Salo continues to descend until at the end, when we are taken to the punishing grounds, where various rule breakers are tortured and murdered. This final sequence is the most harrowing and effective I've ever seen in a film. As the victims are tortured and murdered, each one of the fascist rulers take turns as voyer, watching from a second story window, far enough away to not hear the screams of terror and pain. And we watch with him. The film attempts to equate our viewing of this film to their viewing of the executions, after all, we're watching these acts for "entertainment", just as he is. And we distance ourselves from the acts in order to enjoy them, as he does by watching through binoculars far away. It's a savage and truthful attack, one that is impossible to deny.
Also incredibly unsettling is the inherent joy that the villains (Heroes?) feel at their victims pain, sadness and discomfort. Sometimes even to the point of sexual arousal. There is a scene where a girl is crying because her mother died trying to save her from these people. She is completely naked as she weeps, to us, she's the picture of vulnerability and sadness, to the fascists, it's the most exciting thing they've seen all day. The fascists all stand and watch her weep with the utmost sexualexcitement. It is terrifying. It's scenes like these that set Salo apart from other "gross out" movies. Some of the most affecting and frightening scenes are ones where there is quiet, watching the expressions and reactions of people to the various horrible acts.
Salo is a film of rage and sadness. It is a film that asks you to hate humanity, to hate what we're capable of; to look in the mirror and hate yourself. Then weep because nothing can be done about it. Nothing will ever change..
The 70's was a decade full of cinematic classics across all genres. This is especially true in the horror genre which enjoyed huge success during this decade, which is where the modern horror film was born.
No film is more important to the modern horror film industry then the 1974 pseudo-gore classic - "The Texas Chainsaw Massacre." The first shot is of a sizzling, rotting corpse sitting under the hot Texas sun. You'd think with a start like that you'd know what to expect from this film. And there in lies it's brilliance. You know it's a horror film, you know what it's about, yet as the film progresses you are still shocked and terrified by the raw and honest manner in which the story is carried out.
The film starts with a quiet tone and atmosphere which almost immediately gives off a foreboding silence that gives the impression of a calm before the storm. You know something bad is going to happen, you can tell...but the film is so unique, and so strikingly different from other horror films you can't predict how or what exactly is going to happen.
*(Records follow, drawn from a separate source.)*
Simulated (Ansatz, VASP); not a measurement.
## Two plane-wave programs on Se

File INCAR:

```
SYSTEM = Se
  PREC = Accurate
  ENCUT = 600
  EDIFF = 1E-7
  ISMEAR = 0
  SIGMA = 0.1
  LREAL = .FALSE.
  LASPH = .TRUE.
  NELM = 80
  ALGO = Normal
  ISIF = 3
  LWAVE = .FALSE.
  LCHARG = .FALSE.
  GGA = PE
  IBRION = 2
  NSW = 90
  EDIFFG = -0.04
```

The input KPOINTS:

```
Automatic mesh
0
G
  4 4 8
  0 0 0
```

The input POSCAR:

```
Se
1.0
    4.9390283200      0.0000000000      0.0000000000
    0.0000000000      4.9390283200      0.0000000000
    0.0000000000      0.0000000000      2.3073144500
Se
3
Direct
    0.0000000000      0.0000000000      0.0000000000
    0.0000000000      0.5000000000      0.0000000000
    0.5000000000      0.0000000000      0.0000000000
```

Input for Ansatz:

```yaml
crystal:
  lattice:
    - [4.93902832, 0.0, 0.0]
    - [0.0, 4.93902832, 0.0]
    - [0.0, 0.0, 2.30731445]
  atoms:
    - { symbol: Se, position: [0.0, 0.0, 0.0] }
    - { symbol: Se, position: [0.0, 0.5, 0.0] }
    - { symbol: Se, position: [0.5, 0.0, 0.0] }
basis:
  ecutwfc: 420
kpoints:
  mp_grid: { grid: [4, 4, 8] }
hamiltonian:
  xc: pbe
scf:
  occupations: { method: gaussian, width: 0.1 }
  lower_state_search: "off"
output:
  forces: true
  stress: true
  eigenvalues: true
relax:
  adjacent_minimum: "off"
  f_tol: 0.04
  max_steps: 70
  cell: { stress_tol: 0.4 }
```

The story is of 5 young hippies on a road trip in Texas, they run out of gas and go to a secluded house to try and find help and gas. What they find is TERROR! and lots of it.
It's done in such a way that you never know what's going to happen next. There is no pounding music to build the suspense and let the viewer know to expect something, there is no coherent reason behind the gruesome acts of carnage we see, and as a result they come out of no where and completely blind side you.
The scene that best exemplifies this is the scene where we first get a glimpse of leatherface. When he pops out with that mallet and smacks Kurt right in the head it leaves the viewer shocked and confused. We had no way of expecting that, and that feelings stays during the entire film.
It's raw in every sense of the word, it's brilliance lies in it's anti cinematic feel...giving it a grainy plausible atmosphere that doesn't accept the idea of "it's only a movie". It's to real, it feels like what you're seeing is not just a movie but simply peering into the world of an absolute maniac who kills for no apparent reason other then not knowing any better.
This brings me to the star of the film, and my favorite horror villain of all time - Leatherface. His animalistic yet childlike behavior makes him so much creepier and interesting then other slashers. He wears a mask of human flesh, he eats his victims, he kills without remorse...yet he feels innocent, like a child who doesn't know he shouldn't pull the cat's tail. He's scolded by his older brother and whimpers and cowards, he IS a child, mentally at least, and that's what makes him so disturbing. The idea that he doesn't know what he's doing is wrong. He's doing all he's even known, what HE thinks he needs to do to survive. He's vicious, yet innocent. This is insanity at it's best. Never once do you feel bored or let down by the film. You are never able to tell what is going to happen next. With each passing scene you think you've seen the worst the film has to offer. And yet the next scene you find yourself more shocked and confused then you were the scene prior. This is truly a testament to Tobe Hooper's brilliance that seems to have been lost immediately after making this film.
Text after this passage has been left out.